What is the most efficient way to implement this modification?
I am considering these alternatives:
A) Config nvifer as secongary and artificially inyect the boundiboxes using probes before the mux
B) Using nvdspreprocess to extract the tiles
C) develop a custom gstreamer pluging to do the tiling
Are all this options feasible?
Which one makes more sense?
Any other alternative?
Deepstream pipeline:
gst-launch-1.0 nvarguscamerasrc sensor_id=0 \
! “video/x-raw(memory:NVMM)” ! nvvideoconvert src-crop=“0:0:1920:1200” ! “video/x-raw(memory:NVMM),format=NV12,width=1920,height=1200” ! \
! nvv4l2decoder name=decoder_rtsp0 ! nvvideoconvert name=crop0 \
! capsfilter name=crop_caps0 caps=“video/x-raw,width=1920,height=1200” \
! tee name=tee0 \
tee0. ! queue name=infer_queue0 ! mux.sink_0 nvstreammux name=mux width=1920 height=1200 batch-size=1 batched-push-timeout=40000 ! nvinfer config-file-path=‘…./deploy/nvinfer_config.txt’ ! nvstreamdemux name=demux demux.src_0 ! appsink name=infer_appsink0 \
tee0. ! queue name=image_queue0 ! nvvideoconvert name=convert0 ! jpegenc name=jpegenc0 ! appsink name=image_appsink0
Are the 40 inferences the same model or 40 different models?

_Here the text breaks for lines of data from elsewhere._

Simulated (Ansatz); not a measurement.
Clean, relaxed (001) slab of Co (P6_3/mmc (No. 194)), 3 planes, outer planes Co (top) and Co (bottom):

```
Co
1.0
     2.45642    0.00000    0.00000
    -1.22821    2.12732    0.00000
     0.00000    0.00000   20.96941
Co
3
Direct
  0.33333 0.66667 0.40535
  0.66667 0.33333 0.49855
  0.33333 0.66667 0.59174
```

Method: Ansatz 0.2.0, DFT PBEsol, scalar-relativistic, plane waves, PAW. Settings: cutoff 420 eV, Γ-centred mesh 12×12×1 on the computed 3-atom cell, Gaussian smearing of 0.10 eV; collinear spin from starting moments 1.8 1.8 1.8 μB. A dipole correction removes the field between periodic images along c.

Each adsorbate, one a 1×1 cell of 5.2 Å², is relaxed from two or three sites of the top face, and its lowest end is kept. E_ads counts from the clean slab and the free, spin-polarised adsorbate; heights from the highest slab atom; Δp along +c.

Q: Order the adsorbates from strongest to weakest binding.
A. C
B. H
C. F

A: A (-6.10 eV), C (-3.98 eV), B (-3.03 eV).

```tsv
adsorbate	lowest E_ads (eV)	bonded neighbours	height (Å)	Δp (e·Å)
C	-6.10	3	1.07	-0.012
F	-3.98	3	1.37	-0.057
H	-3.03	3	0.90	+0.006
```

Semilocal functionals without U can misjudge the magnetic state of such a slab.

If each tile should be inferred by the same model, they can be put into batch. Take the 2x2 = 4 tiles case as the example
gst-launch-1.0 v4l2src device=/dev/video0 ! 'video/x-raw,width=1280,height=720,framerate=10/1,format=YUY2' ! nvvideoconvert ! 'video/x-raw(memory:NVMM),format=NV12' ! tee name=t t.src_0 ! queue ! nvvideoconvert src-crop="0:0:640:360" ! mux.sink_0 nvstreammux name=mux width=640 height=360 live-source=1 batch-size=4 ! nvinfer config-file-path=/opt/nvidia/deepstream/deepstream/samples/configs/deepstream-app/config_infer_primary.txt model-engine-file=/opt/nvidia/deepstream/deepstream/samples/models/Primary_Detector/resnet18_trafficcamnet_pruned.onnx_b4_gpu0_fp16.engine batch-size=4 ! nvstreamdemux name=demux demux.src_0 ! queue ! nvdsosd ! nvvideoconvert ! jpegenc ! fakesink t.src_1 ! queue ! nvvideoconvert src-crop="640:0:640:360" ! mux.sink_1 t.src_2 ! queue ! nvvideoconvert src-crop="0:360:640:360" ! mux.sink_2 t.src_3 ! queue ! nvvideoconvert src-crop="640:360:640:360" ! mux.sink_3 demux.src_1 ! queue ! nvdsosd ! nvvideoconvert ! jpegenc ! fakesink demux.src_2 ! queue ! nvdsosd ! nvvideoconvert ! jpegenc ! fakesink demux.src_3 ! queue ! nvdsosd ! nvvideoconvert ! jpegenc ! fakesink
Thanks Fiona for your quick response.
Looks good solution. I hope when I reproduce for 40 tiles it does not produce any memory (or any other type) problem.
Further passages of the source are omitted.